Hi James,
Yes, they are "2TB Western Digital RE4 Green Power Hard Disk Drive". Is
it simple to update the drive firmware? I guess I should push this back
to the vendor if possible, but it might be quicker to do it ourselves if
it doesn't require too much expertise.
Cheers,
Ben
On 07/03/11 11:59, James Thorne wrote:
> Hi Ben.
>
> What drives do you have attached to the Adaptec card? We had some
> problems with WD 2TB green power drives and Adaptec controllers and
> ended up updating the drive firmware. I know CERN have recently had
> some problems with their Adaptec controllers too.
>
> James.
>
> On 7 March 2011 11:37, Ben Waugh <[log in to unmask]> wrote:
>> Hi Storage Experts,
>>
>> In the absence of any well-known procedure for burning in or stress testing
>> file servers, I thought I would try a naive approach and see what happened.
>> Now I have problems but don't know how they have arisen or whether I am
>> simply making unreasonable demands on the system.
>>
>> My naive test procedure involves simply copying a lot of bytes from
>> /dev/zero onto multiple filesystems on our new RAID servers. So basically I
>> create one 60 TB partition on each RAID, make it into an LVM physical
>> volume, created a volume group on top of that, and then divide it into six
>> or so logical volumes, creating an XFS filesystem on each. Then I start
>> writing to these in parallel as follows:
>> dd if=/dev/zero of=/mnt/data/temp1/testfile bs=1M &
>> dd if=/dev/zero of=/mnt/data/temp2/testfile bs=1M &
>> etc.
>>
>> This does not make any allowance for possible file-size limits, but I would
>> have hoped at least for a graceful exit with a helpful error message.
>> Instead, one of the servers has stopped writing to the disks and displays an
>> impressive variety of errors in /var/log/messages, starting with:
>>
>> Mar 7 08:23:58 nfs2 kernel: aacraid: Host adapter abort request (0,0,1,0)

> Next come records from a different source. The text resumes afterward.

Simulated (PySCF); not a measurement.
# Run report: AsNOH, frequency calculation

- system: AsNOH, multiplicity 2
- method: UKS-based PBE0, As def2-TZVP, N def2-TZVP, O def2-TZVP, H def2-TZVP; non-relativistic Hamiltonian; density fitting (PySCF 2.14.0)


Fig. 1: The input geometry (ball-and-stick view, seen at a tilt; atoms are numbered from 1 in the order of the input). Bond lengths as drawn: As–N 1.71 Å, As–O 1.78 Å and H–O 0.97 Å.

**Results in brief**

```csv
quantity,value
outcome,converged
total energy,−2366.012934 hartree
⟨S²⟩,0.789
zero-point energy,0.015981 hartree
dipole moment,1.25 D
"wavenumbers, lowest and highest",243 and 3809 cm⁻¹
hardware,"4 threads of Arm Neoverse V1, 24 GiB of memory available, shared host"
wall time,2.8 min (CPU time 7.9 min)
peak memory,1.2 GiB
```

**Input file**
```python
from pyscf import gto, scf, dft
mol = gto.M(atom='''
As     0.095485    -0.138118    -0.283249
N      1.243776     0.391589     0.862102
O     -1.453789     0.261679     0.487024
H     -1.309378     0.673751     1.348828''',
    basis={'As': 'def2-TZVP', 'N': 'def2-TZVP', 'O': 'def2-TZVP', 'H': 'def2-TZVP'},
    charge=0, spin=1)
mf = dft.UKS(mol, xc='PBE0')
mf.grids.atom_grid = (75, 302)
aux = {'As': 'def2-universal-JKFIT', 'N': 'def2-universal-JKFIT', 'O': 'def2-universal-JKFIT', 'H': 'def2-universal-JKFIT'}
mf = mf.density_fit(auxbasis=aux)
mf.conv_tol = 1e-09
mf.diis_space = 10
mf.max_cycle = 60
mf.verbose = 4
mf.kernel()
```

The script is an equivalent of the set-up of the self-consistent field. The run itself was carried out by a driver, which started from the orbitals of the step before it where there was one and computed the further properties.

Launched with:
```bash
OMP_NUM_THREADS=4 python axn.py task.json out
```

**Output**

>> Mar 7 08:23:58 nfs2 kernel: aacraid: Host adapter abort request (0,0,1,0)
>> Mar 7 08:24:56 nfs2 last message repeated 188 times
>> Mar 7 08:24:56 nfs2 kernel: aacraid: Host adapter reset request. SCSI hang
>> ?
>> Mar 7 08:24:56 nfs2 kernel: sd 0:0:1:0: SCSI error: return code =
>> 0x08000002
>> Mar 7 08:24:56 nfs2 kernel: sdb: Current: sense key: Hardware Error
>> Mar 7 08:24:56 nfs2 kernel: Add. Sense: Internal target failure
>> Mar 7 08:24:56 nfs2 kernel:
>> Mar 7 08:24:56 nfs2 kernel: end_request: I/O error, dev sdb, sector
>> 53707122737
>> Mar 7 08:24:56 nfs2 kernel: I/O error in filesystem ("dm-6") meta-data dev
>> dm-6 block 0x28001a68f ("xlog_iodone") error 5 buf count 2048
>>
>> This is a SuperMicro server, running SL5, with an Adaptec RAID controller.
>>
>> Any suggestions? My inclination is to try reconfiguring the RAID from
>> scratch and designing a test procedure that limits file sizes to say 1 TB,
>> but if this is indicative of a real underlying problem then maybe someone
>> here can say so. One of the messages does say "Hardware Error" but how
>> conclusive is this?
>>
>> Cheers,
>> Ben
>>
>> --
>> Dr Ben Waugh Tel. +44 (0)20 7679 7223
>> Dept of Physics and Astronomy Internal: 37223
>> University College London
>> London WC1E 6BT
>>
>
>
>
--
Dr Ben Waugh Tel. +44 (0)20 7679 7223
Dept of Physics and Astronomy Internal: 37223
University College London
London WC1E 6BT
|